Manu sevens revel in memories ten years on
Ten years after claiming the Hong Kong Sevens trophy, members of the Manu Samoa 2010 squad can reminisce about overcoming England to claim the coveted silverware and stun the world.
But not before turning their heads in frustration at the misfortunes of the current Manu Samoa Sevens squad, who have struggled to make an impact at the top level.
Two members of the victorious 2010 team, Pale Toelupe and Reupena Levasa, told the Samoa Observer that the squad at that time believed in team-work and in themselves, which ultimately got them to the pinnacle of Sevens rugby.
Toelupe said his goal was to make the Manu Samoa 15s and he left Samoa for Brisbane, Australia on a rugby scholarship at the end of 1998. Despite being away, he returned to play for his village team Malie.
“One year we fell short of winning the finals in our local provincial sevens competition. I was selected in Soifua John Shuster's sevens training squad at the time, but never made the touring squad. Other than that, I was very much making the most of the opportunities with the 15 a side version of the game," he said. "Winning the Hong Kong Sevens leg. That was massive. The atmosphere, the crowd. More importantly the extra points earned there which helped our campaign.”
As for Levasa, on that day that they won in Hong Kong, the kick by England in the final half of the grand final lasted for eternity as they knew the implications of a conversion.
"Looking back at our win in Hong Kong that win was something else, when the England player was going for his last conversion during the final half of the game we knew we were screwed because that guy never misses a kick,” he said in an interview.

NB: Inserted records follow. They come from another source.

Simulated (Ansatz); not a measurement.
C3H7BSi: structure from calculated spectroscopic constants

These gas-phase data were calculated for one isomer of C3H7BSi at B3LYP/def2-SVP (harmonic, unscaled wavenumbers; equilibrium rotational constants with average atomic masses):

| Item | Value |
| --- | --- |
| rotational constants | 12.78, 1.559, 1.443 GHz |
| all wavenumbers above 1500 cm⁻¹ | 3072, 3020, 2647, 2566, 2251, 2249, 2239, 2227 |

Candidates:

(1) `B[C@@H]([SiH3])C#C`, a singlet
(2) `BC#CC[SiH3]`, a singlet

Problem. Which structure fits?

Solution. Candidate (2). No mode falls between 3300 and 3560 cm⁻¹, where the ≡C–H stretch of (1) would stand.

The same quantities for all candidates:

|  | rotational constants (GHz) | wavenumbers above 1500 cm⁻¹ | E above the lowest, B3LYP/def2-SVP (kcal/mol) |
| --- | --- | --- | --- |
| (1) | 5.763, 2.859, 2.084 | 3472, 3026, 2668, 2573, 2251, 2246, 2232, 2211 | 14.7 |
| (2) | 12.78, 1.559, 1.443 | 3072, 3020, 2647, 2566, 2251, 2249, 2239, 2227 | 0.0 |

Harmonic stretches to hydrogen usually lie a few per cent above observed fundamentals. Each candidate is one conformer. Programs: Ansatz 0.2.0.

“But it gave us hope when he missed it. And then the call from our Captain Lolo Lui to kick the penalty we were praying and hoping that it would go through the two poles and yes it did. We just couldn't believe it. The bond that we have on and off the field is unexplainable.”
Fast forward to their predecessors today – who have donned the famous red, white and blue jersey – the two former Manu Samoa players say there is a big difference between their time and today.
Toelupe said the current crop of players look fit and strong but aren’t delivering the results when out on the field during tournaments.
"Rugby builds men, builds character. You are taught respect, team work, decision making, communication skills, self discipline. You build lifelong relationships with individuals from all walks of life. It's been frustrating to watch and I haven't followed for a long time,” he said. “The silly mistakes, the missed tackles and just knowing the team is much much better than what you're witnessing is just frustrating. The current team looks fit and strong, but it's a totally different breed. You see the hairstyles, you see the sign celebrations when scoring a try, you see the social media posts.”
The structure of the play and the predictability of Manu Samoa’s game plan also frustrates Toelupe, as he says during their time it was different and they played free-flowing rugby.
"I also see the change in play. Our style looks more structured and very predictable. There's a free kick for example and we take our time to set up. By then the opposition would've already read what we're about to do,” he added.
“We were never like that. We win yards by surprising the opposition, by the quick plays, by playing free flowing rugby. I'm not sure why the change but it's certainly not working. I'm also not sure of all the complications when at times it looks like it's confusing the team more than the opposition.”
Levasa and other team members also share the same sentiments as Toelupe, they think the team is fit but they are just confused on what exactly is the issue.
They had a team rule back in the day called, "Sa le fai mea ita" which means they aren't allowed to do anything with hatred, they believe is what kept them together and made their team successful.
"That rule is what kept us as one. Take Simaika and Alatasi for instance, Simaika once broke an eagle that was in the front of Alatasi's car but even though Alatasi was mad he wasn't allowed to show it. So the other day we went to school athletics, and Alatasi came across Simaika's car, the next thing he did was splashed Koko rice (Samoan food) onto Simaika's car," Levasa recalled while laughing. "During our training, we always keep the spirit. And not every game plan from our coach works so our coach Betham always tells us that if they see anything that they want to change and it's for the betterment of the team, do it and we always play by that.”
Regardless of the misfortunes of the current squad, Toelupe and Levasa said they still back Manu Samoa and are looking forward to the next tournament to cheer and root for them.
While Lolo Lui is now finishing his Level 2 coach training, Levasa is currently the Ministry of Education, Sports and Culture [M.E.S.C.] Sports Principal Officer. Toelupe is in the referee association while Mikaele Pesamino, Uale Mai, Timoteo Iosua, Jerry Meafou, Alatasi Tupou, Alafoti Faaosiliva and Ofisa Treviranus all live overseas. Afa Aiono and Fautua Otto are still in Samoa playing for local teams while Paul Chan Tung is the head coach for the Marist Angels.